In the following example I'll paste in a code sniplet that will produce a heat map showing a breakdown by weekday and hour of the number of taxi journeys in my taxi rides dataset.
%%opts Points [tools=['hover']] (size=5) HeatMap [tools=['hover']] Histogram [tools=['hover']] Layout [shared_axes=False] sql = """SELECT strftime('%w', pickup_datetime) as weekday, strftime('%H', pickup_datetime) as hour, COUNT(*) as cnt FROM trips GROUP BY 1, 2;""" df = pd.read_sql_query(sql, connection) hv.HeatMap(df)
The following will produce a line chart showing the number of taxi trips by date in the dataset.
%matplotlib inline sql = """SELECT date(pickup_datetime) as date, COUNT(*) as cnt FROM trips GROUP BY 1 ORDER BY 1;""" df = pd.read_sql_query(sql, connection) df['date'] = df.date.astype('datetime64[ns]') df.plot(x='date', y='cnt')
For a stacked bar chart comparing yellow and green cab trip counts against one another by month of the year enter the following into a new cell.
%%opts Bars [stack_index=1 xrotation=90 legend_cols=7 show_legend=False show_frame=False tools=['hover']] hv.extension('bokeh', 'matplotlib') sql = """SELECT strftime('%m', pickup_datetime) as month, cab_type, COUNT(*) as cnt FROM trips GROUP BY 1, 2;""" df = pd.read_sql_query(sql, connection) table = hv.Table(df, kdims=[('month', 'month'), ('cab_type', 'cab_type')], vdims=[('cnt', 'cnt')]) table.to.bars(['month', 'cab_type'], 'cnt', )
The following will produce a pie chart showing the proportion of trips based on the hour of the day.
%matplotlib inline sql = """SELECT round(strftime('%H', pickup_datetime)) as hour, count(*) as cnt FROM trips group by 1;""" df = pd.read_sql_query(sql, connection) df.plot(kind='pie', y='cnt', legend=False)

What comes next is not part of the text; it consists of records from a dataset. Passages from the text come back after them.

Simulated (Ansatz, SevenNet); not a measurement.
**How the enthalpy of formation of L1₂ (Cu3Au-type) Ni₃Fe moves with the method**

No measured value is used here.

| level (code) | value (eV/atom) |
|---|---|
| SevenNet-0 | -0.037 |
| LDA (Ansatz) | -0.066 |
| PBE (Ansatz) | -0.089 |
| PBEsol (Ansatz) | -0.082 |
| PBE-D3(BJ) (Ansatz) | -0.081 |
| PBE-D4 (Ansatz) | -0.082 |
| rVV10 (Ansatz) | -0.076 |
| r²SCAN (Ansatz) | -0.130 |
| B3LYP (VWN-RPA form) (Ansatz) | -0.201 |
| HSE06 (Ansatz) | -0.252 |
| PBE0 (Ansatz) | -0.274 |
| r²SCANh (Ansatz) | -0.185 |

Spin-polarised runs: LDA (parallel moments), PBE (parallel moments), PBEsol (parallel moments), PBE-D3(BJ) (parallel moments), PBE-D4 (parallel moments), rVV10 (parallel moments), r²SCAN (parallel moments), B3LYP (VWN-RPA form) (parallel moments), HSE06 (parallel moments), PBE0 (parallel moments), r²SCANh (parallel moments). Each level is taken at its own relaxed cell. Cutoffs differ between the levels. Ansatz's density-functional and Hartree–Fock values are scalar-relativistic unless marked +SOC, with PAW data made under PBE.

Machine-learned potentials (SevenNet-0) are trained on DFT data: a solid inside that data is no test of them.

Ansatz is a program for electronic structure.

To produce a scatter plot matrix using four numeric fields paste in the following. Note, this could take a few minutes to render. You should see an array output early on followed by the plot much later on.
%matplotlib inline sql = """SELECT round(strftime('%H', pickup_datetime)) as hour, round(trip_distance), round(fare_amount), round(tip_amount) FROM trips;""" df = pd.read_sql_query(sql, connection) pd.plotting.scatter_matrix(df, figsize=(15, 15))
I came across two ways of rendering geographic points on maps. The first is with Matplotlib and Basemap which will work offline and without any need for API keys. The following will plot the pick up points for the taxi journeys in the dataset.
%matplotlib inline import matplotlib.pyplot as plt from mpl_toolkits.basemap import Basemap sql = """SELECT ROUND(pickup_longitude, 3) as long, ROUND(pickup_latitude, 3) as lat, COUNT(*) as cnt FROM trips GROUP BY long, lat""" df = pd.read_sql_query(sql, connection) df = df[pd.to_numeric(df['long'], errors='coerce').notnull()] df = df[pd.to_numeric(df['lat'], errors='coerce').notnull()] df = df.dropna(thresh=1) df.long = df.long.astype(float, errors='ignore').fillna(0.0) df.lat = df.lat.astype(float, errors='ignore').fillna(0.0) plt.figure(figsize=(20, 20)) map = Basemap(projection='merc', llcrnrlat=40, urcrnrlat=42, llcrnrlon=-75, urcrnrlon=-72, resolution='i', area_thresh=50, lat_0=40.78, lon_0=-73.96) map.drawcountries() map.drawcoastlines(linewidth=0.5) map.drawstates() map.bluemarble() lons = df['long'].values lats = df['lat'].values x, y = map(lons, lats) map.plot(x, y, 'ro', markersize=4) plt.show()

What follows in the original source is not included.